I'm having terrible trouble trying to get Unicode (MS-SQL: nvarchar(length)) data out of an Oracle varchar2 column.
The connection is through the MS Oracle driver. Source/dest looks like this in the SSIS Toolbox:
I thought I would simply go into the Source component's Advanced Editor, and change both the External and Output columns to type DT_WSTR. No go. As soon as I click OK, and then go back into Adv. Editor - it's flipped back to DT_STR. I don't remember any other source behaving this badly. Note that this flip happens before execution or even validation. ValidateExternalMetaData On or Off makes no difference.

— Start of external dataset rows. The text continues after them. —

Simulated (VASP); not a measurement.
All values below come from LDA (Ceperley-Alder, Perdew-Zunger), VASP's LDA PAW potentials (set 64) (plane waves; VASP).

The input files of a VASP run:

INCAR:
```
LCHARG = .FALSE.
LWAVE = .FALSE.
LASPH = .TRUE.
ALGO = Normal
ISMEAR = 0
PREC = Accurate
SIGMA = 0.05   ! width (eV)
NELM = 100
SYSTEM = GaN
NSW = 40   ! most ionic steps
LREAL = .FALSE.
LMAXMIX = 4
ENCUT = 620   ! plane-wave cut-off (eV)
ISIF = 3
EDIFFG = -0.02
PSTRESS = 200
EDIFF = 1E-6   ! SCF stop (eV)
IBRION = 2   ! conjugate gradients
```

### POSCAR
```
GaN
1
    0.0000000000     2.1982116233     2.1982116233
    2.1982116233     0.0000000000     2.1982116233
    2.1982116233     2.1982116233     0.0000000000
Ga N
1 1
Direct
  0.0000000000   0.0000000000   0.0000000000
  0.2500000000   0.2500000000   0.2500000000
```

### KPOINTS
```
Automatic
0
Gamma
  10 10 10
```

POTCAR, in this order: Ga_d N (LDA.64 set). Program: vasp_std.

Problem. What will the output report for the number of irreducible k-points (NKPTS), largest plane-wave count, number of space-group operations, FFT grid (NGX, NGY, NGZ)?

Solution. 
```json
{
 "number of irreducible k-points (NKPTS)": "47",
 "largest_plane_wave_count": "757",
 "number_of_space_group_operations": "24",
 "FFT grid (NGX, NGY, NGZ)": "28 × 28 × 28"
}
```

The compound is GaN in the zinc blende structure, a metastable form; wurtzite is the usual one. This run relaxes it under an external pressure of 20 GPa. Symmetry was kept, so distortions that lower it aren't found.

Looking at this answer I found out the Oracle server's NLS_CHARACTERSET setting, and the one in the local machine's registry:
(I ran this against the Oracle server:
SELECT parameter, value FROM nls_database_parameters WHERE parameter = 'NLS_CHARACTERSET';
)
Oracle server: AL32UTF8 Local machine (registry): AMERICAN_AMERICA.WE8MSWIN1252
then tried some conversions in the Oracle SQL in the source. This:
CONVERT(THECOLUMN,'WE8MSWIN1252','AL32UTF8') AS THECOLUMN,
had no effect.
This:
CONVERT(THECOLUMN,'UTF8','AL32UTF8') AS THECOLUMN,
produced a weird effect. The non-English characters (specifically Polish Ł) came through perfectly in the Preview. But as soon as the data left the source (looked in Data Viewer), it was back to "Some characters [ASCII 26 instead of Ł] some more characters". And the SSIS datatype was still DT_STR, and refused to change to DT_WSTR.
I'm stuck. Can anyone help?
EDIT: more information Thank you all for comments.
Context
I'm dealing with an existing ETL installation of 400 packages, so changing the driver will be difficult.
For "reasons", I cannot even access the Oracle DAS except on one server (literally, remote desktop to that server). So fiddling about with server registry settings/language etc isn't possible without DBA/sysadmin involvement. Driver information:
and in ODBC drivers:
The list of possible drivers in the referenced other question isn't an exact match for my situation, as I'm trying to connect through SSIS, not raw .NET. What I'm trying to do is simply: get Unicode character data from an Oracle table (OK, it's probably a view, but that's beyond my reach), through SSIS, into an MS-SQL nvarchar column.
The data in Oracle is clearly Unicode of some sort (see my test with the Preview above). The SSIS Source component, however, clearly thinks that it's DT_STR (SSIS datatype corresponding to MS-SQL non-Unicode varchar). And refuses to accept a "hard override" of this column's type through the Advanced Editor. So while in the Preview (presumably, before the Source Component actually gets the data) the data is correct (with Polish characters), once it hits the Source Component it has already been corrupted down to "replace anything non-ASCII with ASCII(26)".
Running this as suggested by Wernfried:
SELECT TheColumn,DUMP(TheColumn,1016)
gives me this - again, only in the Preview, not in the data which flows out of the Source through SSIS:
PLUATREGŁ Typ=1 Len=10 Character Set=AL32UTF8: 50,4c,55,41,54,52,45,47,c5,81
Guessing at what this means: If I do MS-SQL
SELECT CHAR(CONVERT(int,0x50))
for each of these hex values, the characters makes sense, until C5 ("Å") and 81 (""). Perhaps the encoding used by the Oracle server is different from that on the local SQL Server.
But my main problem is getting anything other than non-Unicode text through into SSIS.